Stuy Town’s sports tent won’t return next year

Management cites environmental reasons, but will partner with PSLL on alternate practice location

The sports tent at Playground 11 a.ka. The Courts at Stuy Town (Photo by Sabina Mollot)

The sports tent at Playground 11 a.ka. The Courts at Stuy Town (Photo by Sabina Mollot)

By Maria Rocha-Buschel

The Courts at Stuy Town, the name given to the tented basketball courts open during colder months at Playground 11, will not be returning this coming winter. ST/PCV General Manager Rick Hayduk made the announcement in an emailed newsletter last Wednesday, noting that analysis showed that “the actual usage of the basketball courts did not contribute to the overall quality of life” for residents.

The newsletter noted that the decision not to bring back The Courts after just two seasons was because of environmental factors, but Hayduk clarified that this explanation had two meanings. The first related to Stuy Town’s “Good Neighbors” campaign aimed at reducing noise and other complaints related to quality of life.

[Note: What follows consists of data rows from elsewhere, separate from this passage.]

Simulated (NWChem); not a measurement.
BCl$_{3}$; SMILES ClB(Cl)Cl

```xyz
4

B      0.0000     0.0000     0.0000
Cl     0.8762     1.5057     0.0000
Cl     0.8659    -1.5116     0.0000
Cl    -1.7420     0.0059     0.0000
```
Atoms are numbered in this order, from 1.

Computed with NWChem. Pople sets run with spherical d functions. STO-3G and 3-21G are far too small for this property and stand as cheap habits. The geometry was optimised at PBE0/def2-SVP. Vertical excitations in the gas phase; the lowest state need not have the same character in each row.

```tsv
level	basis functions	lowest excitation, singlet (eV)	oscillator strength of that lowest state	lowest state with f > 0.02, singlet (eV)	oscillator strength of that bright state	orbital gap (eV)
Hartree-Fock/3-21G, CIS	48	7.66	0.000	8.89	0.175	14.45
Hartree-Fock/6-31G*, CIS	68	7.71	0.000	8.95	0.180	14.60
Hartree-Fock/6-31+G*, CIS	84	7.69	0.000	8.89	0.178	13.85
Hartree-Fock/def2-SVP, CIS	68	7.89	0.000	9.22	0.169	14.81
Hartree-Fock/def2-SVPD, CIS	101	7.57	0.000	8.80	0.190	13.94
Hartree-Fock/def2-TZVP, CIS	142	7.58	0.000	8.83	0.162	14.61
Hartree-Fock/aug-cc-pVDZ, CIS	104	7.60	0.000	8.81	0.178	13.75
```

“This was almost a three story tent and we got a lot of complaints about that,” Hayduk said.

STPCV Tenants Association president Susan Steinberg said that the TA also received a number of noise complaints about The Courts when they were open.

“From the perspective of tenants who were unhappy, we’re pleased for them,” Steinberg said on the decision to not reopen the tent. “We agree it’s an environmental issue in terms of noise. There were too many tenants around the tents who were suffering.”

Another reason for the closure was related to how much energy it took to keep the tents heated all winter.

“It expended a lot of energy to create a comfortable temperature inside the tent,” Hayduk said. “We have embarked on a major energy conservation initiative. The inefficiency in the tent and amount of people who used it did not balance out.”

Hayduk added that Stuy Town has joined Mayor Bill de Blasio’s Carbon Challenge, which has a goal of reducing greenhouse gas emissions 80 percent below the level it was in 2005 by the year 2050, and providing heating for a space that large that wasn’t insulated didn’t meet those standards.

For those who did use the courts, StuyTown Property Services is currently working on partnering with local gyms to coordinate availability for residents, including kids who are members of the Peter Stuyvesant Little League. Any parents who had their children enrolled in programming at The Courts will receive notice about the new locations once finalized. A schedule will also be posted on the website.

Peter Stuyvesant Little League president Jeff Ourvan said The Courts had given the players a real advantage because it allowed them to prepare before the regular season started.

“It improved quality of playing,” he said. But he noted Hayduk has promised to help the league.

“Rick approached us right away (after the announcement) and said, ‘we want to maintain the program,’” Ourvan said. “He has a great vision about ways in which (Stuy Town) can support the little league.”

Hayduk noted that Stuy Town would be making a $50,000 financial commitment over the next three years that will allow the PSLL to work with Con Ed to improve facilities at the field, although there are no specific plans in place for this yet.

The funding will comes from a charitable arm of Stuy Town Property Services that is dedicated for community affairs and community engagement.

“A lot of Stuy Town families are in the little league,” Hayduk said. “Not only are we taking care of our own but it’s an extremely worthy cause so that’s why we’re committing the resources. We are committed to advancement of league.”

Ourvan said that the PSLL is looking for indoor spaces as close to STPCV as possible and Stuy Town will also be underwriting the expense for leasing the space. Ourvan said that the league has already narrowed it down to a couple of possible locations and he hopes to have a final spot solidified in the next couple of weeks in time for registration at the beginning of October.

“A lot of the schools are fully scheduled already or are just not large enough to accommodate baseball practices,” he said of the constraints to finding a space.

The decision on The Courts will not affect the property’s ice rink, which will open in early November as usual.

3 thoughts on “Stuy Town’s sports tent won’t return next year

  1. Wow, thats too bad! The tent was a wonderful idea for something for the kids and even adults to utilize during the harsh winter months. My 13 year old loved the indoor court, he was always there getting his 30 minute or more of exercise during those cold winter months when you want to just stay home gaining weight on the couch. This is really too bad!

    • It’s not too bad for the people whose apartments overlook, and are within earshot, of the Big Top! I’m guessing you don’t live in close proximity to the site.

  2. What about all of us who having been living with the noise ( construction/deconstruction, generator, weekend hockey practice, etc.) of the ice rink for much longer? That is also an unnecessary use of energy resources, since there is a heated area and the ice has to be kept cold if the weather doesn’t cooperate. Is all of that warranted, given the number of people who actually use the rink overall? How do those numbers compare to the number of people who live in apartments around the rink?